In addition to the usual reviews and comments you would find on a horror movie blog, this is also a document of the wonderfully vast horror movie section of the video store I worked at in my youth.

Tuesday, January 17, 2023

Horror Movie Guide: Alison's Birthday

The next unwatched listing in the Guide was Ian Coughlan's 1981 Ozploitation picture Alison's Birthday. I'd never heard of this movie and I'm pretty impressed that a film that was likely fairly obscure at that time (Movie Guide to Horror – at least the edition I owned – was published in 1985) was featured here. I'm happy that my childhood compendium was at least international. Check out this fucking cover box though! Spoiler, this does not happen and Satan isn't even involved.


Alison (Joanne Samuel) decides to go home for her nineteenth birthday, despite having been warned not to during a tragic séance three years prior. 
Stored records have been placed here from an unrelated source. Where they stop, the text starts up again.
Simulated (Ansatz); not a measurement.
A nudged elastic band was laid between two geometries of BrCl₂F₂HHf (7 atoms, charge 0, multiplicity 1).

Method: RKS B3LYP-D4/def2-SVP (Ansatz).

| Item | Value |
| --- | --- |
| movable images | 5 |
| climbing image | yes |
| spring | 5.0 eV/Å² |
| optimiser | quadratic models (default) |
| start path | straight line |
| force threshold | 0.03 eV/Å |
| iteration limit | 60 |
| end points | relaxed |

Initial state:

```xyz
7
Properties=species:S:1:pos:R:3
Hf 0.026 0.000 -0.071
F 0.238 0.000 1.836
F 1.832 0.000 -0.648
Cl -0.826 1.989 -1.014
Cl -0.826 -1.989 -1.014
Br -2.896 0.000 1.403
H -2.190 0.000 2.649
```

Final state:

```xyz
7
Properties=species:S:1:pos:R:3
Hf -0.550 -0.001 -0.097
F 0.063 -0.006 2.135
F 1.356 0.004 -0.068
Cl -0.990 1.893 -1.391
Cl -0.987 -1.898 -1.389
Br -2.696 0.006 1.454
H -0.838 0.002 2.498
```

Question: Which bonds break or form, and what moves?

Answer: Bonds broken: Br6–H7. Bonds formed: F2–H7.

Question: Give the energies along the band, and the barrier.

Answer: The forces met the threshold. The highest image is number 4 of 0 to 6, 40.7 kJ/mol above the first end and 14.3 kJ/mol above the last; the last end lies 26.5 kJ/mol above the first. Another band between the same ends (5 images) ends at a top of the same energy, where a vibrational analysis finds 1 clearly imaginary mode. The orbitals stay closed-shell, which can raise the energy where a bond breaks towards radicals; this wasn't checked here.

Alison's Birthday was proof positive of two things. First, nothing good comes from performing a séance and second; never, ever go against your instincts. Alison knows there is something off about her old homestead, but she ignores it because her Aunt and Uncle are nice, kind people. Even her boyfriend  Peter (Lou Brown), who drives her there in his glorified dune buggy, knows something's up when her relatives blow a gasket when they find out he's been invited to the “party”. Throw in some Celtic rituals, a hundred-and-three-year-old crone in the guest room and a Vulcan cult pinch and you've got yourself some standard folk horror.

Joanne Samuel in Alison's Birthday

It's funny, as soon as I saw the backyard Stonehenge, I thought to myself, “I wonder if this movie is in Kier-la's Woodlands Box Set And sure enough, it is! It was also referenced in Mark Hartley's awesome doc Not Quite Hollywood, I'd just forgotten. Because well, it was over a decade ago and frankly NQH throws a lot of titles at you.


Alison's Birthday is definitely watchable fare, but it doesn't really have any surprises. I don't think that's even the movie's fault, it is merely that there are many other films that came before and after this that share similar elements. I see Rosemary's BabyBunney Brooks as Aunt Jennifer has mad Ruth Gordon vibes – as well as Halloween III and Skeleton Key for starters.

If I was a six-year-old Aussie and I saw this on late night TV, I know for a fact that some of the images within – Isabelle's midnight visit to Alison and that ending freeze frame – would have been burned into my brain, but as a cinephile who's ingested fourty-plus years of horror cinema, it's just aight.


The Guide seems to echo that sentiment, and I can agree that it does have a movie-of-the-week feel. But I still would have been satisfied to have spent a Wednesday night watching it back in the day.